When a business or government reassures you that the data they share is “anonymous”, that anything that could identify you has been removed, just laugh. Or cry. “Many current datasets can be re-identified with no more than basic programming and statistics skills,” Princeton University researchers warned in June.
Take, for example, New York’s supposedly anonymous database of all 174 million taxi rides taken in 2013, which was made public after a freedom-of-information request. Software engineer Vijay Pandurangan re-identified the drivers and their plate numbers using just a few hours of computer time — in part because the original de-identification was done poorly. Then Anthony Tockar of Neustar Research dug out photos of celebrities getting into taxis where the licence plate was visible, cross-referenced them with the taxi data, and revealed where those celebrities had gone next.
It’s not just celebrities whose privacy is at risk. Tockar could also figure out the home addresses of frequent visitors to Larry Flynt’s Hustler Club. From there, it would be easy enough to cross-reference those addresses with property records, voter registrations and other public information to get names.
“Holy shit, can you imagine someone just plotting all the trips from a single gay bar? Listing off all the connected residential addresses? And not only that, any subsequent trips home from those addresses the next morning? Taking the walk of shame to a whole new level!” wrote user ‘abalone’ at Hacker News.
“Likewise trips could be used to deduce affairs and other deceptions by fellow residents. ‘You said you were working late, but the only taxi trip to our building that night was from a bar.'”
Location data is particularly revealing. Our smartphones are effectively tracking devices. That’s why law enforcement and intelligence agencies are so keen to access this telecommunications metadata.
“As most people spend the majority of their time at either their home or workplace, an adversary who knows those two locations for a user is likely to be able to identify the trace for that user — and to confirm it based on the patterns of movement,” the Princeton researchers wrote.
“It’s not just political rivals or disgruntled ex-partners who’d be interested. Insurance companies and credit providers are always on the lookout for indications of risk.”

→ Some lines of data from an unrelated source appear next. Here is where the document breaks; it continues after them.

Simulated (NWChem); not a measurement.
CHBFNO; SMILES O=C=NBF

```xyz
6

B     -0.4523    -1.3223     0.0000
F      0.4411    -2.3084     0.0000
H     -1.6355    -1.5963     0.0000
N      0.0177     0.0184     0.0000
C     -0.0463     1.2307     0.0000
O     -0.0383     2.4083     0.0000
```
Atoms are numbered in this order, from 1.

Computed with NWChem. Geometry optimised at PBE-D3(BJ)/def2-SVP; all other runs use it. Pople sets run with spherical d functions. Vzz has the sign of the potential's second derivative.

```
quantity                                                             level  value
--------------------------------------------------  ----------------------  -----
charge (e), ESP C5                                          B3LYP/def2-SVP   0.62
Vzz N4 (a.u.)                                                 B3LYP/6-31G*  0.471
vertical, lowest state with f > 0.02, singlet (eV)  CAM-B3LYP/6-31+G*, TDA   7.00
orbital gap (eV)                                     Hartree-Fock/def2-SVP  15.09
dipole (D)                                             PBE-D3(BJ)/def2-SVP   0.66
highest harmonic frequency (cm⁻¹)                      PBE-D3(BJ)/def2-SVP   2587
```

It’s easy. According to research by Yves-Alexandre de Montjoye and others, more than 50% of mobile phone users can be identified from just two randomly chosen location data points. With four points, the figure rises to 95%. Most people reveal vastly more than that through social media — either by stating their location directly, or giving it away indirectly by posting photos of what they see.
It gets worse.
“Many de-identified datasets are vulnerable to re-identification by adversaries who have specific knowledge about their targets. A political rival, an ex-spouse, a neighbour, or an investigator could have or gather sufficient information to make re-identification possible,” the Princeton researchers wrote.
“As more datasets become publicly available or accessible by (or through) data brokers, the problems with targeted attacks can spread to become broad attacks. One could chain together multiple datasets to a non-anonymous dataset and re-identify individuals present in those combinations of datasets.”
Here’s the key policy problem.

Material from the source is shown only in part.